I think Tiny Houses fundamentally change your perspective on space. Over the last few weeks I’ve had a couple of experiences that have highlighted this point in ways I never expected. So I decided to share them with you!
First, Tiny Houses can make porta potties seem spacious. . .
Okay, so I realize this is a bizarre statement and an even more bizarre picture…but, I have done a lot of half marathons over the last three years, so I’ve spent more time in porta potties than anyone should. But when I was at the TH Jamboree last month, I stepped into the available porta potty and for the first time thought, wow this is pretty big.
It struck me as odd because never in all of my days of using a porta potty in the past had I ever uttered those words to myself…in fact normally I had the opposite reaction. My “normal” reaction was always, why is this thing so small?!? I would groan and complain about the lack of room, if not out loud, certainly in my head.
Ironically now, porta potties feel relatively spacious and almost inviting…okay not really inviting, but certainly not cramped. Noticing the space was startling. I realized now that I live in my tiny house I am much more conscious of functional space. Living tiny helps you identify what you really need to use in a space and what you don’t, which brings me to my second observation…
Tiny Houses make almost all hotel rooms seem extravagant.
As I have mentioned a number of times, I love traveling. One of the things I was most excited about regarding my decision to go tiny was the ability to save money on living expenses so I could spend more on experiences, particularly travel. However, I was not expecting my living space to change my view of my travel accommodations. But it has.
My change in living style has made me more uncomfortable with what I see as “extra” space in my hotel room. Before I went tiny, one of the things I found the most challenging was not feeling too crowded in my hotel room. I typically packed more than I needed for the trip and I often felt cramped when I got settled. When I traveled for work, the best rooms were those that had suites. After all, “I needed” a bedroom, living space and kitchen.

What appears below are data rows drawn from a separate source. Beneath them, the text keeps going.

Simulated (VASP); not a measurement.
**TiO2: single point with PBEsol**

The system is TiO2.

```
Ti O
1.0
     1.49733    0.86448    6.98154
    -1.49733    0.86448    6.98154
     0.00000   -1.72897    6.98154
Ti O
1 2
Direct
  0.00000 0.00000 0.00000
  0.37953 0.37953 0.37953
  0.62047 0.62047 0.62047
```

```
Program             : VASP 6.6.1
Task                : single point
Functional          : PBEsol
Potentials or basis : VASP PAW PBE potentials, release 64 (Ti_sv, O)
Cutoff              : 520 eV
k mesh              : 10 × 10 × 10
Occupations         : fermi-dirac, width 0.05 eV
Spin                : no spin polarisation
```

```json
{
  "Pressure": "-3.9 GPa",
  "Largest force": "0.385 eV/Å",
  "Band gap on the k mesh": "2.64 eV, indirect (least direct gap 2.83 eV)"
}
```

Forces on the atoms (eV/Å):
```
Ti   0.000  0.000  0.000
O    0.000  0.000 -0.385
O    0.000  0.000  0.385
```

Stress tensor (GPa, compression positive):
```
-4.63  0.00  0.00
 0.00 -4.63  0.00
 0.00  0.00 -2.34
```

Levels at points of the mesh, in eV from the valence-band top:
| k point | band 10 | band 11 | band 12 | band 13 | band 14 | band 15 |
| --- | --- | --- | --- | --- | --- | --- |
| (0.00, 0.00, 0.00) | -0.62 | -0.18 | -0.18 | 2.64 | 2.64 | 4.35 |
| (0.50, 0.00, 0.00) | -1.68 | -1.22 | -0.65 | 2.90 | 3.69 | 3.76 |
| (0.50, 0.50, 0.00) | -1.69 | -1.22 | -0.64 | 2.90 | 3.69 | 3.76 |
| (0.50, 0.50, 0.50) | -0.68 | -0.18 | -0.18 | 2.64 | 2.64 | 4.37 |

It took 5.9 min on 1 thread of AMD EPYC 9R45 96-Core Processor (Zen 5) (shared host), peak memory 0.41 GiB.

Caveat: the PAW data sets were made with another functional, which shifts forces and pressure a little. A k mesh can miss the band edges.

Now that all that space seems unnecessary. Now when I walk in to a hotel room I invariably think…this room is bigger than my house! It’s amazing how extravagant hotel rooms seem after living in a smaller space. While I do still love having a mini fridge in my hotel room, I’m more comfortable in a standard room (which is often still bigger than my tiny house) than I am in a suite.
I bring up these two observations because they are unexpected and startling. If you had ask me a year ago if tiny living would fundamentally change me, I’m not sure how I would have answered. However, after 10 months in my tiny house, I realize that it has made me more conscious of how I use space and certainly more appreciative of what I actually need and want to be comfortable.
If you are just starting out on your tiny house journey, make sure you take the time to analyze how you use your current space and how you want to use future space. Make a list of the activities you want to do in your tiny house and make sure you match your tiny house space with your must have list. And the next time you are traveling take the time to pay attention to the space you use in your temporary home. Is it all really necessary? Is there anything you can do without? Taking the time to notice the space around you, will help you immensely when it’s time to design your space and make the transition to a smaller home.
Remember, you can probably live in a lot less space than you think you need!